Enabling the econometric analysis of policy interventions
Submitting Institution
Heriot-Watt UniversityUnit of Assessment
Business and Management StudiesSummary Impact Type
TechnologicalResearch Subject Area(s)
Mathematical Sciences: Statistics
Economics: Applied Economics, Econometrics
Summary of the impact
The research created programs for the Stata statistical software
environment that are used by thousands of researchers in economics and
other fields around the world in academia, the private sector, government
and quasi-governmental organisations, with approximately 400,000 downloads
in the REF 2014 period. The core programs enable researchers to rigorously
analyse the causal impact of a policy in settings where an experiment is
infeasible and for experiments where take-up of treatment is incomplete,
i.e. for the settings in which the vast majority of empirical work is
done. The programmes are used to analyse complex data to establish causal
links across a broad range of policy areas.
Underpinning research
Research in the area of econometrics in the past 30 years has moved very
quickly. Many advances have proven to be very useful for applied research.
An important obstacle to wide adoption of these techniques has been the
availability of new estimation and testing methods in
commercially-available software packages. Such techniques are typically
not introduced by commercial providers until the technique is generally
accepted. Implementation of these sophisticated techniques in a software
environment is, moreover, a challenging exercise that itself requires a
substantial research investment.
Instrumental variables (IV) estimators have followed this pattern. They
are widely used by economists and other empirical researchers when the
econometric problem of endogeneity is present. Endogeneity means that
standard methods of estimating the causal impact of a policy cannot be
used because the policy or "treatment" is non-random. The importance of
the problem, and the centrality of IV methods in addressing them, is
reflected in the substantial coverage given to IV estimation and its
generalisation, the Generalised Method of Moments (GMM), in undergraduate
and especially graduate econometrics textbooks. But because developments
in the theory of IV estimation have been rapid, availability of
cutting-edge methods has been patchy, and many recent advances are simply
unavailable to empirical researchers who wish to make use of them.
Starting in 2003, Schaffer, working primarily in collaboration with
Christopher Baum (Boston College) and also with Steven Stillman
(University of Otago, New Zealand) and Frank Kleibergen (Brown University)

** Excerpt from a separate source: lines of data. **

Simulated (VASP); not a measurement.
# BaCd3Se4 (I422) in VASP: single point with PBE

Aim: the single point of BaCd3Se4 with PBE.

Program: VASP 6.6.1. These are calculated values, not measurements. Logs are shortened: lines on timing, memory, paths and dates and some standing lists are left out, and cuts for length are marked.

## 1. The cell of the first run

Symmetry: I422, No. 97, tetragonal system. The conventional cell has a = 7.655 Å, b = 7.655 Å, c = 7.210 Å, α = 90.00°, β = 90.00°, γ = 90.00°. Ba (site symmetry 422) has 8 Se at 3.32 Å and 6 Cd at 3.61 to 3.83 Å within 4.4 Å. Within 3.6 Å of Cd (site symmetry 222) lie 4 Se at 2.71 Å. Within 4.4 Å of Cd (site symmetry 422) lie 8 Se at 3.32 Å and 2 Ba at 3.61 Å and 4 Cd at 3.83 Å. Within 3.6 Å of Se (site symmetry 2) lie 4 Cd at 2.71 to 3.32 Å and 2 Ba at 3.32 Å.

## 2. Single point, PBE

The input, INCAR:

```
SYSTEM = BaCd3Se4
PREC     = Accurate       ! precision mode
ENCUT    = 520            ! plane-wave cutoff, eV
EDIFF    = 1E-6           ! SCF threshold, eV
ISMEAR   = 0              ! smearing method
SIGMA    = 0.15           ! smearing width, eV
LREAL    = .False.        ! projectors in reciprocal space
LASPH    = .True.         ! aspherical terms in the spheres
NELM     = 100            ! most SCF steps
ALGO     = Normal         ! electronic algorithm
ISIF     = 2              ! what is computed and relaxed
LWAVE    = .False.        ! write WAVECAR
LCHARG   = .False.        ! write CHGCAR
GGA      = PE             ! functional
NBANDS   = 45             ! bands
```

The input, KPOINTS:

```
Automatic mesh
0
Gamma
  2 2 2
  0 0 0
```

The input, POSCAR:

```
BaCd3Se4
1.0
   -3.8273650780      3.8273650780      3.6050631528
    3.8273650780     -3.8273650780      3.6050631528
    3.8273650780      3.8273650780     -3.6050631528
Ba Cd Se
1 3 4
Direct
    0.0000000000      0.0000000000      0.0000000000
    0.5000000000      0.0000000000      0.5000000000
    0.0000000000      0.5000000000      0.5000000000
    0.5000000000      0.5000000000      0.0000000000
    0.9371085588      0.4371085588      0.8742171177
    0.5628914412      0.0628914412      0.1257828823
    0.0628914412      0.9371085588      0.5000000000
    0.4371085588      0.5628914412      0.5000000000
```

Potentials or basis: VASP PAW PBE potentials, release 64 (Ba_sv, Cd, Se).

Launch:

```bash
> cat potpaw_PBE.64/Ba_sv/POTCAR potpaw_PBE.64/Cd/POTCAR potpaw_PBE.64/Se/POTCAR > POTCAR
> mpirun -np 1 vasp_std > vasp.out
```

amongst others, developed and implemented a comprehensive set of IV/GMM
estimation and testing procedures for the Stata statistical software
package. These routines include single-equation and panel data IV/GMM
estimation, robust covariance estimation (heteroskedastic, autocorrelation
and 1- and 2-way cluster-robust), specification tests for IV estimation
(heteroskedasticity, autocorrelation, RESET, overidentification,
endogeneity, weak identification), and weak-instrument-robust inference.
These procedures brought the range of methods available to researchers
working in the Stata environment to the frontier of econometric
"best-practice". The capabilities of the software and the range of
packages haven been and continue to be regularly extended; recent examples
are the facilities for weak-instrument-robust inference, the introduction
of 2-way cluster-robust covariance estimation (a technique that was
published in the econometric literature only several years ago) and IV
estimation using heteroskedasticity-based instruments (the core theory for
which was published only in 2012).
References to the research
[1] Schaffer, M. E., Baum, C., Finlay, K., Kleibergen, F., Magnusson, L.
& Stillman, S. 2013 Stata software for econometric estimation and
testing; avar, weakiv, actest, ivreg2h, ranktest, ivreg2
[2] Christopher F Baum & Mark E. Schaffer & Steven Stillman,
2003. "Instrumental variables and GMM: Estimation and testing,"
Stata Journal, StataCorp LP, vol. 3(1), pages 1-31, March. Available on
request
[3] Christopher F Baum & Mark E. Schaffer & Steven Stillman,
2007. "Enhanced Routines for Instrumental Variables/Generalized Method
of Moments Estimation And Testing," Stata Journal, StataCorp LP,
vol. 7(4), pages 465-506, December. Available on request.
Details of the impact
Stata is a statistical package used worldwide with a large user
community. An important feature of Stata is that StataCorp supports
integration of user-written software. This has meant that the programs and
supporting documentation developed by Schaffer et al. can be and have been
easily found and installed by users.
Take-up of the routines by Schaffer et al. has been very substantial. The
software is stored on a service run by Boston College, "Statistical
Software Components" (SSC), in collaboration with RePEc (Research Papers
in Economics, www.repec.org). SSC
tracks all software downloads/installations; these details are available
via the SSC server. (NB: downloads reported on the RePEc website include
only those installations done "by hand" rather than automatically by the
Stata package, and understate the number of installations by roughly a
factor of 8-10.) As of August 2013, the software described above had been
downloaded 470,000 times, with over 400,000 of these downloads during the
REF period [S5]. The most widely-used package is the core estimation
routine, "ivreg2", downloaded over 130,000 times during the REF period.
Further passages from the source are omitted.